Todd Haynes’s postmodern take on 1950s melodrama is crystallized in his film Carol, with its nod to Douglas Sirk’s production style, as well as the narrative focus on the relationship dynamics of queer characters.
Carol tells the story of a romance between Carol Aird (Cate Blanchett), and Therese Belivet (Rooney Mara). The women cross paths in a department store at a time in their lives when both their heterosexual relationships are at a point of instability; Carol is going through a divorce, and Therese is unsure of her commitment to her boyfriend. They quickly become friends and then lovers, a relationship that is complicated by the social strictures of the 1950s middle-class lifestyle. The film maintains elements of classic 1950s melodramas, but Haynes queers the generic conventions, particularly with respect to the symbolic function of cars, allowing Carol to be included in the queer melodramatic canon.
Carol and Therese develop their relationship in spaces outside of the family home and instead find respite in cars. By appropriating the traditionally masculine symbol of a car as their queer safe space, Carol and Therese’s relationship evades and toys with the dominant patriarchal gaze. The car in Carol functions as a physical safe space in which the women are able to foster a queer relationship, outside of the social institutions that govern their behavior. Working within the boundaries of a 1950s melodrama, Carol communicates the creation of a positive queer relationship between the protagonists, despite the historical social taboos in place. Todd Haynes has co-opted the traditionally masculine symbol of a car, and made a space and time that foster the cultivation of a positive homosexual relationship.

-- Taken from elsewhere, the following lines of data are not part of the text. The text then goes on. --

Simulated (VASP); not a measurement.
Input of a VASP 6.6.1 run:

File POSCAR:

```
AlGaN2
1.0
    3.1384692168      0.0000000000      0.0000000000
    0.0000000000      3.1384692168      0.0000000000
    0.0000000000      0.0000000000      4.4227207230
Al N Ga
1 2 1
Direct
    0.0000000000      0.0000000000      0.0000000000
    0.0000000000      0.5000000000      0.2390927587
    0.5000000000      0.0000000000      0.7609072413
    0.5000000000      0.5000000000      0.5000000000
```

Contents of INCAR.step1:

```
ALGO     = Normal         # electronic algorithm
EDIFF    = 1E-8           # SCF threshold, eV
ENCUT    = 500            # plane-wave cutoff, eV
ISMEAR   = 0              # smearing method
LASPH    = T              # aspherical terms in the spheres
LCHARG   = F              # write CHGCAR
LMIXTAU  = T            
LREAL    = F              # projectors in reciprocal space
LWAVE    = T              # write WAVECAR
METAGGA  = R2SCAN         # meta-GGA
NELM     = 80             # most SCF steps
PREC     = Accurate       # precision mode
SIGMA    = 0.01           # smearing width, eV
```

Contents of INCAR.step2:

Of common concern within queer and feminist film theory is the ever-present objectifying male gaze. Made famous by Laura Mulvey, the concept of visually objectifying the cinematic has found its way from the realm of scholarship to pop culture. Judith Halberstam expands Mulvey’s thesis to encompass queer characters by observing that their presence in a narrative “[functions] only to confirm the rightness of heterosexual object choice” due to their sexuality being bound up with questionable moral character and reinforcing the heteropatriarchy. Audiences tend to want to be comfortable, and achieve it through the “othering” of non-normative bodies/sexualities via visual objectification. Carol and Therese can subvert the dominant gazes of the on screen and spectating heterosexual male by escaping society into the car, and later by being obscured by the car’s structure.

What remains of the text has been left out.